Getting Started With Bigtable on GCP

Bigtable is a fully managed NoSQL database on Google Cloud. It’s designed for low latency data access, where scalability and reliability really matter. And it’s actually the same technology behind the majority of Google products, including Gmail, Maps, YouTube; Each of which serves multi-billion users.

If you’ve never looked at it before Bigtable can seem a little unapproachable.

In this tutorial we’ll walk you through your first steps with Bigtable, how to use it and what you really need to know to get started.

Column based NoSql

In the NoSql realm there are generally 4 types of databases. You’ve got your Column based, Document based, Key-Value based and Graph based databases.
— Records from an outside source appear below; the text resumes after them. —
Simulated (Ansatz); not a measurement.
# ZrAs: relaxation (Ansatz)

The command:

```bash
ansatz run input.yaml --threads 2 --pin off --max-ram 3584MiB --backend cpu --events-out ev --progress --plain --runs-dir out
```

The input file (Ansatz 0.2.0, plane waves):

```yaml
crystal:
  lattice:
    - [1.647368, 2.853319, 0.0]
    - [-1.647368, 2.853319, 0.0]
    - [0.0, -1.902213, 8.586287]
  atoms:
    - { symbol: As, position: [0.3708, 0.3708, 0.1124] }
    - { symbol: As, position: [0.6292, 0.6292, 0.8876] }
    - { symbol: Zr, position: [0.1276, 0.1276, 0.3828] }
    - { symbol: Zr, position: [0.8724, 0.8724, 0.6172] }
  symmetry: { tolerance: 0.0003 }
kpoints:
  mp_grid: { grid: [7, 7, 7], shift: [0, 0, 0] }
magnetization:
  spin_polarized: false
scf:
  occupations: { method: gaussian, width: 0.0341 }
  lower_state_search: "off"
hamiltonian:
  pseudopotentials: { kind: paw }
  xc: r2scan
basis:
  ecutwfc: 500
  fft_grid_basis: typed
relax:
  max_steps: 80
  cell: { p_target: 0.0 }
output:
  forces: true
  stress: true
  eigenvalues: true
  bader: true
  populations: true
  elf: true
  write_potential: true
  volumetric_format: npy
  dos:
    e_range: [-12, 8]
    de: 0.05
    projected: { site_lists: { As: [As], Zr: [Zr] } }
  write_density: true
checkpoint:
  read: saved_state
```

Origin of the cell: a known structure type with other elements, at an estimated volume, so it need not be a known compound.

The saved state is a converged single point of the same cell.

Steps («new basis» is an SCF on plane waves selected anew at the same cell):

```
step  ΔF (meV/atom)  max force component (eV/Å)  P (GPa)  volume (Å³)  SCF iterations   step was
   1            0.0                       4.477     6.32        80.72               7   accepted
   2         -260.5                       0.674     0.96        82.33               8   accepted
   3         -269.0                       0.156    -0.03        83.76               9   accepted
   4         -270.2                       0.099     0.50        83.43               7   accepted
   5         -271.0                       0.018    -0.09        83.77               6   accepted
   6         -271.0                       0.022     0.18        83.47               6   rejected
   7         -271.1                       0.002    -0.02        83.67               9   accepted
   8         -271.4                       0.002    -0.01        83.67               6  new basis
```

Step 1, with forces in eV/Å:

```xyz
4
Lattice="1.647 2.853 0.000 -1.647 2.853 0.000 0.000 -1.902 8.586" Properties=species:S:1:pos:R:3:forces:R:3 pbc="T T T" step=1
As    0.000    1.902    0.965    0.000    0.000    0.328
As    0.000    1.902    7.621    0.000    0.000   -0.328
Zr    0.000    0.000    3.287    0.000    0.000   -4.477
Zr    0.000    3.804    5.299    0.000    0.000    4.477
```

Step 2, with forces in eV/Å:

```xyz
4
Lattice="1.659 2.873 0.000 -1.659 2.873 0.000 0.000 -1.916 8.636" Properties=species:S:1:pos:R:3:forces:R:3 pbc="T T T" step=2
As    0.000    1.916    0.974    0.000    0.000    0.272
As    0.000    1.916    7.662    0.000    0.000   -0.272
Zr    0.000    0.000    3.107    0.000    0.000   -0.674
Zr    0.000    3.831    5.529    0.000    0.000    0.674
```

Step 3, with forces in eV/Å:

Bigtable falls into the Column based family along with others like Cassandra, DynamoDB and Hbase.

So when we say Column based Nosql, what does that actually mean? Well traditional Relational databases are row based, meaning they’re optimized for returning rows of data.

Consider a User database for example, a relational database would organize first name, last name, and address all near each other.

If you wanted to access the state and zip of many users, the database would have to jump around to pull all the fields. A column based database on the other hand is optimized for accessing data by column instead of row.

So in our Users database example it would store all the names together, all the states together, all the zip codes together and so on. This makes reads much more efficient. To scan all the states, the database can stay within the same area on disk.

This will be good to keep in mind for later when we start designing our schemas.

Alright, lets get on with it and get hands dirty

Setup

Create a Bigtable Instance

First things first, you’ll need a google project to get started.

Alright Now head over to the bigtable section from the left nav. You’ll find it down here under storage -> Bigtable, or just click here to go directly to it

Lets go ahead and create an instance by clicking on the button at the top.

For the instance name, be sure to put my-instance and you’ll notice it populates the ID field for you.

You can leave the rest of this as is, but you’ll need to select a region and zone that’s close to you.

Click create and you’re good to go!

Bigtable CLI

For this walkthrough I’ll be using the Bigtable command line tool, called CBT. All the concepts you see here can also be done programmatically in your language of choice by just pulling the right SDK. We’re just using the CLI for simplicity here.

Cloud Shell

You can run this off your local workstation but I really like using cloud shell for this stuff. Cloud shell gives you command-line access directly from your browser and It’s got a bunch of tools already built in.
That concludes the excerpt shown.